Abstract:
A spent fuel assembly handling tube closure valve is provided which assures minimal or zero leakage of trapped liquid metal coolant from the handling tube. One sealing surface of the closure valve is spherical while the other is conical. The spherical-conical combination enables an adequate seal even when the valve cap is misaligned. A further safeguard against leakage is made possible by a sacrificial inert gas system utilizing the diving bell principle. A metered gas supply system supplies additional sacrificial gas should a leak develop. A high-low level mutual inductance probe operates as a leak detector allowing the timely addition of greater quantities of sacrificial gas.

Description:
BACKGROUND OF THE INVENTION 
     1. Field of the Invention 
     This invention relates to a closure valve for the end closure of a tube thereby enabling the leak-proof trapping of a liquid contained in the tube. 
     More specifically, the invention relates to the closure valve at the bottom of a spent fuel handling tube used for the refueling of a liquid metal fast breeder reactor. 

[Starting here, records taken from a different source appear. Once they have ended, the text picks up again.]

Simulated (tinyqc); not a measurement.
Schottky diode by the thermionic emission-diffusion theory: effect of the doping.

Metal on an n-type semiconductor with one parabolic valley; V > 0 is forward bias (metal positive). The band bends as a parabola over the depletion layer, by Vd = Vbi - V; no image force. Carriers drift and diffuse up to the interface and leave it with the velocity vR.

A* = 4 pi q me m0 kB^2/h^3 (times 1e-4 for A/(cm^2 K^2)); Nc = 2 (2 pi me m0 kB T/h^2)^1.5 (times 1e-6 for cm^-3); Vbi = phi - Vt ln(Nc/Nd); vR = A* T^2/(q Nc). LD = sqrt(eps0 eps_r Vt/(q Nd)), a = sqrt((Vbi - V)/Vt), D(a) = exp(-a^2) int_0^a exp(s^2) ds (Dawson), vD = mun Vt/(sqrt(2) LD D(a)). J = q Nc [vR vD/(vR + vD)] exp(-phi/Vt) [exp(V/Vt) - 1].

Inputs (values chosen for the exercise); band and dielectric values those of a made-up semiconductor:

     2. Description of the Prior Art 
     Continuous operation of a nuclear power reactor results in the eventual depletion of the fuel elements. This necessitates periodic removal and replacement of the spent fuel assemblies. In removing and replacing the spent fuel assemblies, two major problems are encountered. The first is the high radioactivity of the elements. The second is the extreme temperatures generated by the continuing decay of the fuel element fission by-products. 
     The danger of radioactive exposure or accident is overcome by refueling safeguards which include extensive shielding and precautionary measures such as hermetic seals, remote handling and evacuation and flushing techniques. On the other hand, the excessive heat generated by a spent fuel element requires the removal of spent fuel assemblies to be accomplished with continuous cooling provisions. Two alternatives for handling excessive heat during refueling have been developed in the prior art. When the temperatures involved are low enough, the fuel assemblies are removed directly from the reactor with constant cooling by an air or gas coolant. This method is not acceptable for the fast breeder reactor since the temperatures generated are so high that the rather inefficient gas cooling method would not prevent the fuel element cladding from melting. Accordingly, the high temperatures generated by the continuing decay of a spent fuel assembly of a fast breeder reactor require the second, more efficient, &#34;wet&#34; or liquid cooling method where the spent fuel is continuously immersed and cooled by a liquid coolant. 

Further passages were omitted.